Navy strategy puts a sharper focus on information warfare

In a newly released document, the Navy stresses the need to focus on information warfare in order to counter the tactics of potential adversaries.

The latest strategic document released by the Chief of Naval Operations Adm. John Richardson reflects not only the growing importance of cyber operations and electronic warfare, but also on another online facet of modern confrontations: information warfare.

The document, titled “A Design for Maintaining Maritime Superiority,” lists the rise of the global information system and the increasing rate of technological creation and adoption as two of the three “major and interrelated global forces that are increasingly used, increasingly stressed, increasingly important, and increasingly contested … energiz[ing] the quickly changing environment in which the Navy must operate, and if required, fight and win.”

The document points to nations such as China and Russia that are, for the first time in 25 years, forcing the United States to face a return to great power competition. China and Russia are focused on exploiting vulnerabilities in information systems as well as continuing to develop information-enabled weapons in the kinetic and non-kinetic realm, the document states. “Both China and Russia are also engaging in coercion and competition below the traditional thresholds of high-end conflict, but nonetheless exploit the weakness of accepted norms in space, cyber and the electromagnetic spectrum,” the strategy says. 

Russia, for example, has effectively employed what NATO called “hybrid warfare” in Ukraine, combining physical operations with cyber operations and an information-warfare campaign intended to sow economic and political uncertainty via a false narrative. As NATO commanders pointed out when discussing Russia’s tactics last year, propaganda as a tool of war is nothing new, but they said Russia was employing it to an unprecedented degree.

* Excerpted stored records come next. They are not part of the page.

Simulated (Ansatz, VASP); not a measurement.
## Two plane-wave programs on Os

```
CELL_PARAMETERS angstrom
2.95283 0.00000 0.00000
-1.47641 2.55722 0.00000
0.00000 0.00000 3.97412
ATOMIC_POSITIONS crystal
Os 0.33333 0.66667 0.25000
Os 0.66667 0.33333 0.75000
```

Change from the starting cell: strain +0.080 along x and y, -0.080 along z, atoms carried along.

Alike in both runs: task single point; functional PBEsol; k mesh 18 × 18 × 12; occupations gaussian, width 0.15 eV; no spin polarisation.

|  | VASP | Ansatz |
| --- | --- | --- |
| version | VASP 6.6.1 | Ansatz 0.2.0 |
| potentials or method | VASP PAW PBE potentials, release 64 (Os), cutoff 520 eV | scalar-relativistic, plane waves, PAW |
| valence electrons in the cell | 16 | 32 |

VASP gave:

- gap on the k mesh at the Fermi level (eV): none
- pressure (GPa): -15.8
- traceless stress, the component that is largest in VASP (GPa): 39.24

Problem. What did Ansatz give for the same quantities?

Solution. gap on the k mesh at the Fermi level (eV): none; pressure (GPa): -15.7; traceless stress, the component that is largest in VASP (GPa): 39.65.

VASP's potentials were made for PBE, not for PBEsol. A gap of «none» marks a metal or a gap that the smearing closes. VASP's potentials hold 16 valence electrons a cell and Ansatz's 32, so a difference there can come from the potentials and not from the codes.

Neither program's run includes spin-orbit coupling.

Information warfare also was addressed last June in a document from the Office of the Director of National Intelligence,  which dubbed the practice “netwar,” to distinguish it from cyber war, and said its growing importance was largely going unnoticed.

And Russia and China are not alone in seeking to make use of these tactics in the information age, the Navy’s strategy said. They “are not the only actors seeking to gain advantages in the emerging security environment in ways that threaten U.S. and global interests,” the document states, mentioning North Korea and Iran. “Others are now pursuing advanced technology, including military technologies that were once the exclusive province of great powers – this trend will only continue.”

Additionally, among one of its tactical goals listed under a plan called four “Lines of Effort” that focus on warfighting, learning faster, strengthening the Navy’s team and building partnerships as a means of defining how the force will start to move forward, the Navy will seek to advance and ingrain information warfare. The force seeks to expand the Electromagnetic Maneuver Warfare concept in order to encompass all aspects of information warfare such as space and cyberspace.